It has been quite a ride of late for Greece and its baffled citizens. There was cash shortage, with pictures of pensioners sobbing beside barren ATMs, followed by the plebiscite on the latest European Union lifeline, which was rejected. Then came the showdown and, to the amazement of Greeks who thought they rejected one possible deal, the acceptance of a package even more onerous than that originally offered.
All this has been most peculiar, but even more strange is the chorus that insists the present agitation against Greece is an enormous threat to the EU. Why? Could not Greece be offered the option of an ordered exit from the euro? Why can’t Greece join in an orderly manner those EU member states that do not belong to the euro? And why, in the first place, did the treaty that created the euro not contain an exit clause?
These questions generate further questions. Why has there been an ever-growing hostility between northern and southern countries that belong to the eurozone? Did not the euro project envisage, as announced at the time, the reinforcement of convergence and unity — the so-called “ever-closer union” — among its members? Why has the euro achieved the opposite of what had been announced?
I am afraid I have to recall that there were people who warned against the unintented consequences of a single currency in the absence of a single country. It was then observed that a proper single currency would involve automatic transfers between its members. That this would in its turn entail a single fiscal policy and, ultimately, a single government — not to mention what for some is just a boring detail, a single parliament.

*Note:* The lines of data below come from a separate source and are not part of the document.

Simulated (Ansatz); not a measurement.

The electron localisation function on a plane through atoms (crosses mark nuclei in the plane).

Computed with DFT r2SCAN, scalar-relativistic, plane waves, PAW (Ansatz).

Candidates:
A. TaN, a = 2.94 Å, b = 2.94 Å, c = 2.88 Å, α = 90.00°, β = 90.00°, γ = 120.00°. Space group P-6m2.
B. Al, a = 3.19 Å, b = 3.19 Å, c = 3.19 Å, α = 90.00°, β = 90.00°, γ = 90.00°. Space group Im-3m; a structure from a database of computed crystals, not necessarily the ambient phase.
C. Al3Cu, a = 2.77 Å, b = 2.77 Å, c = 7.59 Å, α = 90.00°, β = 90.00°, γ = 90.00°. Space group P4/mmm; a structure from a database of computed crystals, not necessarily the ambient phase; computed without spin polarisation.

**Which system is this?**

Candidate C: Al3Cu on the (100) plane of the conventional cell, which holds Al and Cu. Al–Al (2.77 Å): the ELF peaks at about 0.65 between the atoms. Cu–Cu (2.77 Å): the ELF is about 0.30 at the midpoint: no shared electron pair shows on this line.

But can we really have a single budget, a single government and a single parliament without a single country? There is certainly a school of thought that believes we can (its adherents do not know what they believe, they just believe that they know). They indeed believe that nation-states have been merely the result of political decisions. They also believe that most social institutions and social artifacts are basically the result of political decisions.
It just so happens that they are not. It may well be that political decisions are an important ingredient of social institutions. But they are not the only one, and often not the decisive one. Social institutions are not made by anyone in particular. They emerge from a long and complex process of decentralised interaction which cannot be centrally commanded — even if that command is issued in the name of “reason”, or even, to quote the current boilerplate, “rational liberation from the yoke of prejudices and traditions”.
This, I think, does not necessarily entail that the creation of the euro has necessarily been a mistake. But it was certainly an enormous error to create the euro without an exit clause. And it is an enormous mistake to identify the euro with the European Union. The single currency should be perceived only as a possible option for those countries that want to subscribe to it. For this same reason, these very same countries should be entitled to leave the euro whenever elected parliamentary majorities may prefer to do so. That option should have been on offer from the very beginning.
I am afraid that the dogmatic interpretation of the euro as an irreversible project of social engineering, as Karl Popper would have put it, has created a sort of straitjacket. Unfortunately, straitjackets have been only too common in the Continental political tradition. Alexis de Tocqueville described this as the “perpetual and sterile conflict between the Ancient Regime and Revolution”. Sociologist and philosopher Ralf Dahrendorf described the same phenomenon as Europe’s recurrent e tendency to generate “unfortunate dichotomies”.
Prudence tells us that we should keep ourselves as far as possible from this illusion of inevitable dicothomic choices. There is always a via media. And perhaps now is finally the time to reshape the EU as a much looser and flexible institution.